Advice on Fuel

Using the correct wood

Firstly, it is important to prepare for the cold by sourcing wood that has been properly seasoned. This is an important step, as the moisture content needs to be under 20% to ensure a clean, efficient burn. Clean burning will be obvious, as the firebox will be bright and clean, clean door glass and no build-up of black tars in the stove or chimney.

Kiln dried logs are much more convenient to obtain and can be used immediately. Freshly cut logs will need to be correctly stored and seasoned before use which can take up to 2 years.

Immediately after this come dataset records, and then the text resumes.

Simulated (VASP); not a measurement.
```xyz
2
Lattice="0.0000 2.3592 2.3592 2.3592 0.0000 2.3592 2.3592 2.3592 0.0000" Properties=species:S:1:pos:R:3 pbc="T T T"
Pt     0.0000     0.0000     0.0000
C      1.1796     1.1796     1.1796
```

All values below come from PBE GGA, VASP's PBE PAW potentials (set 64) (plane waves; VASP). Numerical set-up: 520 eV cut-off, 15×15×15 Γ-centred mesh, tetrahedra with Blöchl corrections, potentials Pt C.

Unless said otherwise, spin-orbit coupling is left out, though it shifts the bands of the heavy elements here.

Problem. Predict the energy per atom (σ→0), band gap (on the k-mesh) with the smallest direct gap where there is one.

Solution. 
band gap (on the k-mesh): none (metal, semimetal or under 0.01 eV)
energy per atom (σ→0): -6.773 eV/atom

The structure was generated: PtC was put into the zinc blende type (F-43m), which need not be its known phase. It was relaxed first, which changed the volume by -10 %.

Kiln Dried or Seasoned Logs?

A common question, but first, what is the difference? Technically, there should be no difference, because well-seasoned logs should be properly dried to below 20% moisture content. But in reality, when one buys ‘seasoned firewood’, it often has a much higher reading. How many times have you heard your local supplier saying that the wood has been ‘down’ for over two years, so very dry, but when you burn it, the stove glass blackens and it struggles to burn? This is because the wood has not properly dried...

Seasoned logs will be easier to light and provide maximum heat output. When buying logs, always make sure you get a Woodsure and/or HETAS quality assurance certification for guaranteed quality.

 It is good to have more than one or two logs in a wood burner for a constant heat, but overloading it will have the opposite effect and the fire will not have enough air for clean combustion. 

A fire should have a few cut, loosely stacked logs on it to make sure that there is a bigger surface area to burn. One large log will not burn well as the air will not circulate well for clean effective combustion.

Fire burning typically happens in three stages:

  • The first stage is when the water is burned off – and this is why using dry logs is much better, as not only does it burns cleaner with dry logs, but the quicker this stage is over, the quicker the stove will be able to get hot. 

  • Stages two and three are all about getting the fire up to a good temperature. Any gasses are driven off in stage two and when the ‘charcoal burn’ occurs in stage three you will be able to see embers glowing.

  • It is important to use a flue/stove thermometer to ensure correct burning temperature.